Happiness at work: a go-to guide for employers

If you’re an employer who believes that all of your workforce is happy, then you should probably reconsider. A survey conducted by the London School of Business and Finance (LSBF) suggests that 47% of Brits are not happy at work and they would like to change their job. Furthermore, it is believed that one in five will attempt to change their job role in the next 12 months. 

When compared with happiness rates amongst younger employees, the current situation appears bleak. In Britain, research suggests that younger generations feel disenfranchised with their working lives, as 66% of 18-34 year olds want a new job. What makes this even worse is that they feel as though they can’t change jobs due to the financial instability that it may lead to.

To make sure that the workplace remains efficient in Britain, it has become important for employers to monitor how and when they are making sure the workplace remains a happy environment for employees. This is because a happy employee is 12% more efficient at work, which results in a beneficial improvement for both the employee’s wellbeing and the business’ productivity.

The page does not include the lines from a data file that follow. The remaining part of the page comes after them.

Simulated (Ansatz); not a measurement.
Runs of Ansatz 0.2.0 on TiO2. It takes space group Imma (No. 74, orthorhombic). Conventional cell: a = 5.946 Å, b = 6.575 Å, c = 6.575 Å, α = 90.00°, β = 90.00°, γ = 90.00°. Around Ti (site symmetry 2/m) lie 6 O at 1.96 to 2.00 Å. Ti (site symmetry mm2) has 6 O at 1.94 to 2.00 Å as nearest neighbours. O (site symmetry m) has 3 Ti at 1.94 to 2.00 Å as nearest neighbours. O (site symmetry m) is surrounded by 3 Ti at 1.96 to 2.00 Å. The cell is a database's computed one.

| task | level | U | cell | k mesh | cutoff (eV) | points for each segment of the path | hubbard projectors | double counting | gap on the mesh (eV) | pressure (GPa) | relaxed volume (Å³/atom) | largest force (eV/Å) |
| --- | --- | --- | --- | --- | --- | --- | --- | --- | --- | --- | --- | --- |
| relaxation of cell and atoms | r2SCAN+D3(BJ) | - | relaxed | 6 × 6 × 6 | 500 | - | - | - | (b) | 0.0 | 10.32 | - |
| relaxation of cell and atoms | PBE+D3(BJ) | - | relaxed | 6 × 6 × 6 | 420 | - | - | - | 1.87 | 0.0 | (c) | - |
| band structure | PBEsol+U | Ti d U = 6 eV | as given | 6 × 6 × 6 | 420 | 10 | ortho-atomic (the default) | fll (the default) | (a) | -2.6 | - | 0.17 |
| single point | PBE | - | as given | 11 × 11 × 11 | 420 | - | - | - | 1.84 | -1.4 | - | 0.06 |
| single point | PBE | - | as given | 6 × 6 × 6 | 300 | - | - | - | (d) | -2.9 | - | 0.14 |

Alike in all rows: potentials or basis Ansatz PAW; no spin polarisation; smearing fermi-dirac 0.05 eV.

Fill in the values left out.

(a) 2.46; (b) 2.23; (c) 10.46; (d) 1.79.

As a guide to ensuring that positive change takes place in the workplace, Impact International – specialists in change management – has put together this helpful guide:

Do employees have someone to talk to?

When it comes to the productivity of the workplace, communication is key. Employees should never struggle on their own, so managers and employees should both feel comfortable talking to one another about the issues they face. If they do, then problems are solved quickly and work-rate efficiencies can increase as a result.

Further skills with training

Regarding working practices, any employee who asks to receive additional training is entitled to do so. In order to keep employees motivated by learning new skills, it is always recommended that employees offer training when and where they can. Once they have received their training, this can lead to employees feeling like a key asset within the business, as they are more skilled within their job role. As reports by Andries De Grip and Jan Sauermann suggest, this can lead to a 9% increase in staff productivity levels in some instances.

A culture of working together

Revolutionising isolated working spaces, the open-plan office has transformed the way many tech start-ups do day-to-day business. Helping to produce a more cooperative workplace, a communication culture brings workers together as opposed to keeping them apart. This in turn leads to an increased sense of togetherness in the workplace and camaraderie, which helps to boost productivity through increased levels of happiness in the workplace.

Team meetings, staff social events and fundraisers can all help to improve morale within the workplace. Putting aside money for these events is always advised to employers; employees and employers should all be willing to get involved if they’d like to feel like part of a team who are working together, socialising together and generally having fun at the same time.

Productivity and happiness go hand in hand in the workplace. Therefore, it’s important that you get this balance right to get the most out of your business and your employees on a day-to-day basis, which will in-turn lead to greater profits and efficiency savings in the long-term – whilst making people happy!